It is time.

7 12 2014

The thought that lead to ‘Mindful Ventures’. – Note from my diary.

From the earliest memories of my life, I dreamt of outer space, and wanted to be an astronomer. As I grew up listening to religious fables, the seed of idealism found its way in me. Further, as an adolescent, I loved reading stories, and dreamt of writing my own one day. Just like any enchanted teenager, I thought I would make a film one day. Also, I wrote plots in my diary.

In the undergraduate years, I read philosophy, and fancied myself a philosopher, giving sermons to society.  After my post-graduation, I thought a teacher dwelt within me. At one point, I thought I could be a singer. Well, I could not help daydreaming! Over time, my love for literature, arts and music kept growing.

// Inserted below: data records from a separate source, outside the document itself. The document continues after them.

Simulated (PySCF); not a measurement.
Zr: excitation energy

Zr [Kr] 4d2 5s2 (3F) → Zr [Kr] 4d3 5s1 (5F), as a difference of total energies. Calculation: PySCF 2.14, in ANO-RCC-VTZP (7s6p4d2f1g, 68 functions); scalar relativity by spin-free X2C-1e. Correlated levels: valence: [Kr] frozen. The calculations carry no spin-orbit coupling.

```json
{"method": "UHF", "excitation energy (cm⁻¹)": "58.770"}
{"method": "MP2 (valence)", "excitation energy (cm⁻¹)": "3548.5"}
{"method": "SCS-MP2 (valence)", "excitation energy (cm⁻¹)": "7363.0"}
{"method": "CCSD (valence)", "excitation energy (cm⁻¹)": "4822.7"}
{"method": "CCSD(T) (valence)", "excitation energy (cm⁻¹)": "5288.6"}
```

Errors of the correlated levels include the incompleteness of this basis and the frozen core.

As an entrepreneur, I understood the need for responsibility, so I aspired for responsibility as an entrepreneur. I truly aspired to become an agent of change. As I started graying, I found I could package my thoughts as a speech, and I thought I should be a speaker. My saga continues.

Until this time, I pursued none of these dreams, nor have I made efforts to achieve those aspirations. I hesitated.  I have always waited for the right time.

As a citizen, as a unit of the society I inhabit, I see a lot of pressing issues that are preventing the society to be just. Individually and collectively we all have gotten in us ingrained, the art of procrastination. ‘It’s ok to delay; the time shall come’ – has become the societal norm.

It took one third of my life to realize every moment is the right time and hesitation equals death. Now, I realize it is time to kill the hesitation. It is time to live all the dreams; it is time to be all I never tried to be. It is time.

It is time.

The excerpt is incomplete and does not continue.